Lexie Alford was 21 by the time she had reached every corner of the globe. Now at just 22, she uses her online platforms and persona – aptly, ‘Lexie Limitless’ – to inspire budding travellers via Instagram, YouTube and her website.
We caught up with Lexie to celebrate her title as the youngest person to reach every country in the world. Originally from northern California – which she describes in our chat as “the most diverse of the American states, there’s nowhere I’d rather be,” she currently resides full time in sunny Los Angeles.
Hey Lexie! Thank you for joining us. Firstly – have you managed to travel much in the past year or so?
It’s pretty crazy, I was at Carnaval in Brazil the day before the first registered case there (in early March). So I came back to the US and we were straight into full lockdown.
But yes, during lockdown I did manage to travel for work. I went to Turkey to do a two-week road trip for my YouTube, and another two week road trip in Iraqi-Kurdistan.
Did you set out with the intention of becoming the youngest person to reach every country in the world?
It was more of a natural evolution. I started travelling when I was really young because my mum has a travel agency, a business she started when she was just 19. Growing up she would always pull me out of school and take me exploring with her, which was really cool.
This lifestyle meant that by the time I was 18 I had travelled to around 70 countries already. I had graduated early from high school, and got my associates degree by 18.
But one of my biggest dreams, from being 12 years old, was that I wanted to experience what it was like to live for one year of my life with no school and no work. So I saved up, a crazy amount, so I could take this gap year and travel the world.
I wanted to see as much as I could, and learn as much as I could. It was during that gap year that it dawned on me: how many countries are there? I was only 18, I knew I had some time to do it. So I Googled the youngest person to travel to every country, and James Asquith’s Guinness World Record came up.
When I saw that, I knew I would regret it for the rest of my life if I didn’t at least try.
A lot of people want nothing more than to travel, but financial and time restraints can get in the way. You’ve already said you had set that one year aside – but how did you pay for it?
My project was entirely self-funded. I was working for a really young age, and for my mum’s travel agency. I was really lucky because I was not only earning money, but I was learning so much about travel – specifically how I could do it on a shoestring budget.
I managed to stretch out those savings for a year and a half. And during that time I picked up my camera, started doing blogs, and learnt about social media. I was starting to meet people from the industry and built up a network. I slowly started getting more of a client-base that I was writing content for, and that’s really what launched my business that I run today.
It’s important to bear in mind that when you’re climbing a really big mountain, if you look right to the top you’re going to be discouraged and overwhelmed. But if you just take one step at a time, it’s a lot easier to get to the top.

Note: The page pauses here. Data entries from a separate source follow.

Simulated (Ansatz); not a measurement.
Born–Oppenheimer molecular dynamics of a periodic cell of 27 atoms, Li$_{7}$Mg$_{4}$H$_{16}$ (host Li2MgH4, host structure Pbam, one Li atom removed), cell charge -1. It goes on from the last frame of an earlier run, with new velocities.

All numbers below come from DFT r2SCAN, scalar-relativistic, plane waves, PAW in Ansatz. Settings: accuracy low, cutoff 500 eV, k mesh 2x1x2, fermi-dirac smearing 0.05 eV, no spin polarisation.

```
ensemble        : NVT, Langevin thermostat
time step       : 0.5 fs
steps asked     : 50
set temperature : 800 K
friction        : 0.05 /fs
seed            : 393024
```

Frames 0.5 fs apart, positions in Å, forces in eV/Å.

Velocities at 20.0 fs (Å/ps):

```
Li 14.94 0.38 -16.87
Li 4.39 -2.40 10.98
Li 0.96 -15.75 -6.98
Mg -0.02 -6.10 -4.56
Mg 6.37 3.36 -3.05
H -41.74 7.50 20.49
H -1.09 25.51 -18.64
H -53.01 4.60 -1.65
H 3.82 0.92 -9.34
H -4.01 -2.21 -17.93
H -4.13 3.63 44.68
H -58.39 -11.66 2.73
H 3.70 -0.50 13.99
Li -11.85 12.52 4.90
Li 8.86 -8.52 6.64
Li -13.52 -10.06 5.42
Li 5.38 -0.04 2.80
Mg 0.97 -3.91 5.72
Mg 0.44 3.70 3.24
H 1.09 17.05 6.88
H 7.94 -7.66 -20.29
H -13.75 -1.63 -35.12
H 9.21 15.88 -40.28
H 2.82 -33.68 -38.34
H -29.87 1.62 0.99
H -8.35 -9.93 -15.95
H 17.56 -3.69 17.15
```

Do you have a favourite place that you visited? And why?
I have a list, I have a top five. But this is like having to choose a favourite child. The places are my favourites for different reasons. I love Indonesia because of the diving. I’m a diver and the underwater world there is fascinating.
Venezuela, because of its natural beauty, and the kindness of the people. Pakistan was the most hospitable place and people I visited. It has an incredible mountain landscape as well.
Egypt for the history – its preservation is incredible. You can still see the paint and smoke on the walls inside the Great Pyramids. And Iceland. It’s just such a unique island, the most unique place in the world.